Quotulatiousness

September 27, 2011

Britain (finally) admits it will “never again be among the global superpowers”

Filed under: Britain, History, Military — Tags: , — Nicholas @ 08:56

For something that’s been obvious to casual observers since 1945 (1956 if you’re generous), it’s taken a while to admit:

The warning comes from the Royal United Services Institute (RUSI) thinktank in a tough report which questions whether Britain’s defence crisis is really over.

Last year’s Strategic Defence and Security Review led to sweeping redundancies across all three services, and the early mothballing of, among others, the aircraft carrier Ark Royal, and the fleet of Harrier jets.

In a brutally frank assessment of the British military, the report states: “The UK will never again be a member of the select club of global superpowers. Indeed it has not been one for decades.

“But currently planned levels of defence spending should be enough for it to maintain its position as one of the world’s five second-rank military powers (with only the US in the first rank).”

Many in the military are likely to bridle at the analysis; last week the former head of the Royal Navy, Admiral Lord West, struck a completely different tone, causing a furore when he said the UK should not consider itself a second-tier power like “bloody Belgium or Denmark”.

Except for brief wartime surges, Britain’s military strength has rarely been the army: it’s been the Royal Navy that provided Britain with both military and economic clout. Gutting the striking power of the navy (HMS Ark Royal and the Harriers) was merely the final admission that the government had higher priorities domestically than internationally. As Admiral Cunningham once said, “It takes three years to build a ship; it takes three centuries to build a tradition. It’s remarkable how quickly one can destroy a tradition.

2 Comments

  1. T.R. Fehrenbach wrote about America’s disarmament after 1945

    ‘Even a rich society cannot afford nuclear bombs, supercarriers, foreign aid, five million new cars a years, long-range bombers, the highest standard of living in the world, and a million new rifles.

    Admittedly, somewhere you have to cut and choose.’

    Here’s hoping that when Her Majesties forces find their Task Force Smith it’s not as bad as the original.

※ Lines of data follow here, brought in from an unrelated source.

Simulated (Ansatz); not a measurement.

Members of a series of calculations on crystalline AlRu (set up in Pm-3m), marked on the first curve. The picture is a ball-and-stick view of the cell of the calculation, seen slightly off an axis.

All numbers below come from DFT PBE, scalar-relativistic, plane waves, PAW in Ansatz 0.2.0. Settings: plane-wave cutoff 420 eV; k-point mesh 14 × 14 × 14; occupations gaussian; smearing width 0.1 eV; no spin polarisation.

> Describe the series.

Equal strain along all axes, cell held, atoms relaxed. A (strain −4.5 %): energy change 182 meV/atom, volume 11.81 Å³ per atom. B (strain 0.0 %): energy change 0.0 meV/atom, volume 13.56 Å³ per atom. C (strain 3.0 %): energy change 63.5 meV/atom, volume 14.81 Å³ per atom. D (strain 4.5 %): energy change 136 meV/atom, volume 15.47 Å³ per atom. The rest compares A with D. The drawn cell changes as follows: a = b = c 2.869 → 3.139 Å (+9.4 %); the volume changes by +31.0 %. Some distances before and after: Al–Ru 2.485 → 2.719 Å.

    Comment by Brian Dunbar — September 27, 2011 @ 15:03

  2. Wasn’t it Heinlein who said that the worst investment of all is a military that’s second-best? Britain still has some of the best troops in the world . . . but do they have enough of them, with adequate weapons for the task, and the means to get them to where they’re needed in a timely fashion? I don’t know, and I don’t know if they’re even asking that question when they attack the MoD budget.